The European Commission warned Britain and France, which together regulate the company that operates the tunnel through the English Channel, to curb the high fees assessed on the Eurostar passenger trains and freight haulers.

The two countries must “comply with European Union rules against excessive track access charges for passenger and freight trains in the channel tunnel,” the commission, the bloc’s administrative arm, said in a statement.

Eurotunnel said the process was “targeted at the states and not at the company” before adding that the access charges were “proportional to the cost of the adjacent public infrastructures and more advantageous.” Representatives of the British and French ministries for transport said they followed the rules regarding the tunnel.

Shares in the operating company, the Eurotunnel Group, plunged by more than 12 percent on that news in Paris trading on Thursday.

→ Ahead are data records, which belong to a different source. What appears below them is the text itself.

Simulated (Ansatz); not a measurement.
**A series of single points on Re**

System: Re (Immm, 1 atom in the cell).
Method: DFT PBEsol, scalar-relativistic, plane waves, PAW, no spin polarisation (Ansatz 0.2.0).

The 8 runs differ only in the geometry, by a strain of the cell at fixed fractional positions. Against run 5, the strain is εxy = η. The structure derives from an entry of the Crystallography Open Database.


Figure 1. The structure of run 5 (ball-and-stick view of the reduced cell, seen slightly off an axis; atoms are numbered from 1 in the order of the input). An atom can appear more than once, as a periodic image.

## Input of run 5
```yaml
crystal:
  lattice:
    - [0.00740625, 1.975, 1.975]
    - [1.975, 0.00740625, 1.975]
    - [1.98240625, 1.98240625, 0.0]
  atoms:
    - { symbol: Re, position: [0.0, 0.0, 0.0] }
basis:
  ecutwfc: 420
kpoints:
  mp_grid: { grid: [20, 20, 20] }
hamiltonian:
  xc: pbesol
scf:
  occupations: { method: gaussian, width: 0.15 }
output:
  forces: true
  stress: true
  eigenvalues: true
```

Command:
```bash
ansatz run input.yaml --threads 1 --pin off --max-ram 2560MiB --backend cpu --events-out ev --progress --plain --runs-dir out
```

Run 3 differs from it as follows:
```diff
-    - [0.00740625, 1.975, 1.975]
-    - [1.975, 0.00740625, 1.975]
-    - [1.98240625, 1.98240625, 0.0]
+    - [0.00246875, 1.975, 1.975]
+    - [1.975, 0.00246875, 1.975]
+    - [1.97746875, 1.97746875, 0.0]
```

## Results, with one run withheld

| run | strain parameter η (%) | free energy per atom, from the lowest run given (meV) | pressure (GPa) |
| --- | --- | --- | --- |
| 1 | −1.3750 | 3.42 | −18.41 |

The commission started to investigate the issue about two years ago, after receiving a number of complaints.

Rail freight companies have said that such charges limited the number of commercial trains they could send through the tunnel, adding to traffic congestion and pollution on the road. Currently, freight trains have to pay a minimum of 3,645 euros (about $4,878) per train.

Eurostar has similarly grumbled about the high costs it pays, which amount to 16.6 euros per passenger (about $21.20) and a reservation fee of at least 4,320 euros per train ($5,781). Those costs, the commission said, push up the price for travelers. The price of standard, one-way ticket from London to Paris on Saturday stood at 193 euros, or $258.

“Freight operators and their customers are being overcharged, and passengers are paying over-the-odds for their tickets,” Siim Kallas, the vice president of the European Commission, said in the statement.

The current price structure, the commission said, was also prohibiting new rail operators from entering the market. Only one rail passenger operator, Eurostar, now uses the tunnel.

Mr. Kallas added that high charges meant that the tunnel was not used to full capacity. The tunnel is carrying only about 43 percent of the traffic it could carry, the commission said.

Brussels also called for an independent rail regulator to monitor competition. The current regulator, the Channel Tunnel Intergovernmental Commission, is not independent because it includes officials appointed by the French and British governments, the European Commission said.